Corporate Eye

Money and Happiness: It’s Complicated…

Greener Pastures 3

According to this story from CIOZone, a recent study by staffing firm Robert Half asked 150 senior executives (from among the 1,000 largest U. S. companies) how they would be most likely to spend money on employee-related priorities.  New hiring was the top choice for 31%, followed by salary increases (21%), bonuses (15%), and training (9%).  Just 5% chose enhancing benefits.

But is it really all about money?  In a related blog post, commentator Ellen Pearlman says:

It’s time for managers and HR executives to identify the various needs their employees have and to craft reward systems that are more personal . . . One worker may need a flexible schedule to take care of an aging parent, another may need to leave early on Wednesdays to get to a class, and still another may want to work four days a week and have a day off to pursue other interests. Some may welcome a special assignment overseas or the opportunity to work with a skunkworks group researching a new product.

As Pearlman points out, this personal approach is much harder than just adding a little to everybody’s paycheck.  It may carry a lot of added value, though, especially among employees who have lost their passion for the company.  And that group is apparently growing.

CIOZone notes that the annual U.S. Strategic Rewards survey from consulting firm Watson Wyatt  and HR non-profit WorldatWork finds employee engagement levels falling 9% from last year’s survey—and “top performers” were even more likely to be disengaged (a 25% topple).   There was also a 14% increase in the number of employees who have already started a new job search.

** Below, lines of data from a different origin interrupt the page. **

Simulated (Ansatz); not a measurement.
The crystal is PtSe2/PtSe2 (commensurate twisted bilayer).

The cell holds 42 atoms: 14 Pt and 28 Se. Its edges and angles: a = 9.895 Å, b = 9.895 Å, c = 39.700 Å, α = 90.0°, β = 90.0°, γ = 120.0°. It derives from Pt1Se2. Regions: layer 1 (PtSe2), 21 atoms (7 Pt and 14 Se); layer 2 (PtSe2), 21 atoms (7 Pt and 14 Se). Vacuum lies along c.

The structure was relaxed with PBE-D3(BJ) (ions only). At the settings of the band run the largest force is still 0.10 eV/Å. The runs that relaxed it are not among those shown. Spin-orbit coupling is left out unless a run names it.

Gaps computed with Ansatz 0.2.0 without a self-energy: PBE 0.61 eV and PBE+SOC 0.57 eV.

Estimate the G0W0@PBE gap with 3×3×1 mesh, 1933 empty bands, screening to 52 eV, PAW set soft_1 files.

With so many people unemployed . . . it seems like having a job is a reward in itself.  But in many cases, pay cuts or freezes, shrinking opportunities, and/or increasing workloads are sapping employee satisfaction.  When hiring picks up, these folks may bolt for greener pastures–so now may be the time to find ways of rewarding them without spending more money.

Relevance for the corporate Careers site?  Employees disengaged from their companies are perfect passive candidates.  If they aren’t actively looking, they may start any minute, and if they stumble across an interesting opportunity (or receive just the right email) they may be persuadable.  So it’s a good time for the Careers site to highlight content that promotes engagement—rewards, opportunities, culture, and support for the pursuit of happiness.  It’s also a good time to enhance communications and work on building connections.  When the hiring money flows again, having a good candidate pool will be a significant competitive advantage.


(Thanks to eye of Einstein for our greener pastures.)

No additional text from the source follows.